Economic data yesterday showed that business investment in durable goods has fallen sharply; the housing market continues to languish, and consumer spending has contracted at its fastest rate for seven years. Meanwhile, the upscale retailer Tiffany & Co painted a gloomy outlook for the holiday shopping season, which kicks off in earnest tomorrow after Thanksgiving.

The new Economic Recovery Advisory Board will draw members from academia and business as well as from government, Mr Obama said. "Sometimes policy-making in Washington can become a little bit too ingrown, a little bit too insular," he added. "The walls of the echo chamber can sometimes keep out fresh voices and new ways of thinking."

It was Mr Obama's third announcement in as many days, aimed at reassuring markets that there is no power vacuum or policy drought during the long transition between presidents.

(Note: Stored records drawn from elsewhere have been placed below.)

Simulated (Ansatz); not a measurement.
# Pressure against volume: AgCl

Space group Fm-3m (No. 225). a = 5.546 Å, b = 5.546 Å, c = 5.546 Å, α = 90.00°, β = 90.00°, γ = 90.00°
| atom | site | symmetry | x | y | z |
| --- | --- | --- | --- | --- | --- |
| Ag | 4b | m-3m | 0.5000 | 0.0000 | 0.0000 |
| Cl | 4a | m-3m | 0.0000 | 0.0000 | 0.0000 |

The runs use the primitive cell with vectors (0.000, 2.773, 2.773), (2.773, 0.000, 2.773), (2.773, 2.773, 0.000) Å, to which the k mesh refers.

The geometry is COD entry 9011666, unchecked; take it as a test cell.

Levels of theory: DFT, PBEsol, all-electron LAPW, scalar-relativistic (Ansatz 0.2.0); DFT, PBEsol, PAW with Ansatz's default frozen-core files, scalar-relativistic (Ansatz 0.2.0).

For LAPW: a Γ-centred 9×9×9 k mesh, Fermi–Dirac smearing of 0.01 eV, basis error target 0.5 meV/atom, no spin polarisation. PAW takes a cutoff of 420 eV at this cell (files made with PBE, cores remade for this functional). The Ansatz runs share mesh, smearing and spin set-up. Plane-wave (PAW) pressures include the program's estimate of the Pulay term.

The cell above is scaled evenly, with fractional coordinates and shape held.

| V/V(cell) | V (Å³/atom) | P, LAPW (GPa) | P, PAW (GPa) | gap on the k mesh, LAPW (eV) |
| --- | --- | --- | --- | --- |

Austan Goolsbee, the University of Chicago economist who is Mr Obama's longest-serving economic adviser, will also serve on the board, which will be charged with coming up with ideas to pull the US economy out of its funk. Wall Street is currently predicting GDP will contract by between 3 per cent and 5 per cent in the fourth quarter of this year, its worst performance in at least a quarter of a century.

Orders for durable goods – expensive home appliances and capital equipment for businesses – fell at an annualised rate of 6.2 per cent in October, harder than Wall Street had been predicting. The decline was the third monthly fall in a row, coming on the heels of a decline of 0.2 per cent in September – a revised figure, which compared to an earlier calculation that showed a gain.

Particularly gloomy for the economy, the Commerce department's report showed that nervous businesses have been scaling back their investment. Orders for non-defence capital goods excluding aircraft, watched by economists as the best proxy of business spending, plunged by 4.0 per cent, on top of a 3.3 per cent drop in September.

Unemployment claims fell a little last week, but remain at high levels. The number of people claiming benefits for more than one week fell 54,000 to 3,962,000, but the month-long average is still at a 25-year high.

Reflecting increased job insecurity and the falling housing market, consumer spending fell 1.0 per cent last month, according to a separate survey.

And new home sales data showed transactions at a 17-year low, down a further 5.3 per cent in October, with a backlog of properties that would take 11.1 months to clear at the current rate. These figures, too, were worse than economists predicted. They reflect the hit to buyer confidence caused by September's financial panic, and the continued dearth of affordable mortgage offers as a result of the credit crisis. Optimists, though, pointed to the sharp decline in mortgage rates that continued yesterday, a day after the Federal Reserve announced it would spend $600bn buying mortgage-related securities in the secondary market.